Associated Press
Apr. 10, 2006
The Mexican-born high school senior was among about 30,000 who marched through St. Paul in support of immigrant rights, and among more than half a million people who rallied Sunday in 10 states. Dozens more marches were planned nationwide Monday.
"Hopefully this will change the way America thinks," said Tapia, a high school senior who is living illegally in Minneapolis with his mother and sister. "We're not criminals. We're just regular people like everybody else here."
With an overhaul of immigration law stalled in Congress,
demonstrators urged lawmakers to help an estimated 11 million
undocumented immigrants settle legally in the United States.
The massive turnout at Sunday's protests - police estimated 350,000
to 500,000 in Dallas - continued to surprise organizers and police.
"This is a force, an energy here," said Amir Krummell, a U.S.
citizen born in Panama, who marched to Dallas' city hall amid shouts
of "Si Se Puede!", Spanish for "Yes, we can!"

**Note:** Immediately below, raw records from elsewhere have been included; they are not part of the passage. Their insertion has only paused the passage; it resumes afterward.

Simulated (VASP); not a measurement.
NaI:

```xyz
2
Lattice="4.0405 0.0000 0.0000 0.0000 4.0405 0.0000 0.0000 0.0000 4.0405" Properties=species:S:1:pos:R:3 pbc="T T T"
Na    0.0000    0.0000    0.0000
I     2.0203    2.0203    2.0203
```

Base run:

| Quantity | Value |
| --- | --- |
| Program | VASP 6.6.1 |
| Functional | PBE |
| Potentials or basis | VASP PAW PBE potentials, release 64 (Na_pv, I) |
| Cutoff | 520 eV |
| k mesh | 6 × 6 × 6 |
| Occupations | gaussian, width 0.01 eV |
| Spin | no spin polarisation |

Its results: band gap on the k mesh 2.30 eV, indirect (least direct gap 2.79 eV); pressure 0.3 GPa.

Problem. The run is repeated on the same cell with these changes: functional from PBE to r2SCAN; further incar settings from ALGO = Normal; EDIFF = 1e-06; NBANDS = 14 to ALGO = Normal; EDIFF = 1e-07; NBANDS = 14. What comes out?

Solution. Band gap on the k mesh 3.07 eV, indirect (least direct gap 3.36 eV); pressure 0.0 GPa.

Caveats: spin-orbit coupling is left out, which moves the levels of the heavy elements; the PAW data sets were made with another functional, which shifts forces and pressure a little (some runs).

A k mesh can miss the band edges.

In Salt Lake City, a rally expected to draw about 3,000 instead
attracted about 20,000, police said, and 50,000 turned out in San
Diego. Other demonstrations were held in New Mexico, Michigan, Iowa,
Alabama, Oregon and Idaho.
"If we don't protest they'll never hear us," said Oscar Cruz, 23, a
construction worker who marched in San Diego. Cruz, who came
illegally to the U.S. in 2003, said he had feared a crackdown but
felt emboldened by the large marches across the country in recent
weeks.
In Birmingham, Ala., demonstrators marched along the same streets
where civil rights activists clashed with police in the 1960s and
rallied at a park where a statue of the Rev. Martin Luther King Jr.
stands as a reminder of the fight for equal rights and the violence
that once plagued the city.
"We've got to get back in touch with the Statue of Liberty," said
the Rev. Lawton Higgs, a United Methodist pastor and activist.
"We've got to get back in touch with the civil rights movement,
because that's what this is about."
The rallies also drew counter-demonstrators.
In Salt Lake City, Jerry Owens, 59, a Navy veteran from Midway
wearing a blue Minuteman T-shirt and camouflage pants, held a yellow
"Don't Tread on Me" flag.
"I think it's real sad because these people are really saying it's
OK to be illegal aliens," Owens said. "What Americans are saying is
'Yes, come here. But come here legally.' And I think that's the big
problem."
Many groups had been preparing to rally since December, when the
House passed a bill to build more walls along the U.S.-Mexico
border, make it a crime to help undocumented immigrants and make it
a felony to be in the country illegally. It is now a civil
violation.
Since then, local and regional protests, supported by popular
Spanish-language disc jockeys, quickly merged into national plans
after hundreds of thousands of people demonstrated in dozens of
cities last month, culminating March 25 with a 500,000-strong rally
in Los Angeles.
"We don't have a leader like Martin Luther King or Cesar Chavez, but
this is now a national immigrant rights movement," said Joshua Hoyt,
director of the Illinois Coalition for Immigrant and Refugee Rights,
which has helped organize rallies around Chicago.
In Minnesota, Latin dance music blared, Mexican flags waved and even
a mariachi band in full costume marched to the state Capitol.
Homemade signs dotted the crowd: "I'm a taxpayer." "I'm a worker."
"I got rights." "I am not a criminal."
Tapia, who plans to study graphic design at a community college,
said life has been hard for his family - especially his mother, who
has raised him and his sister working a variety of jobs. He hopes
that will change.
"All we want," he said, "is a good American life."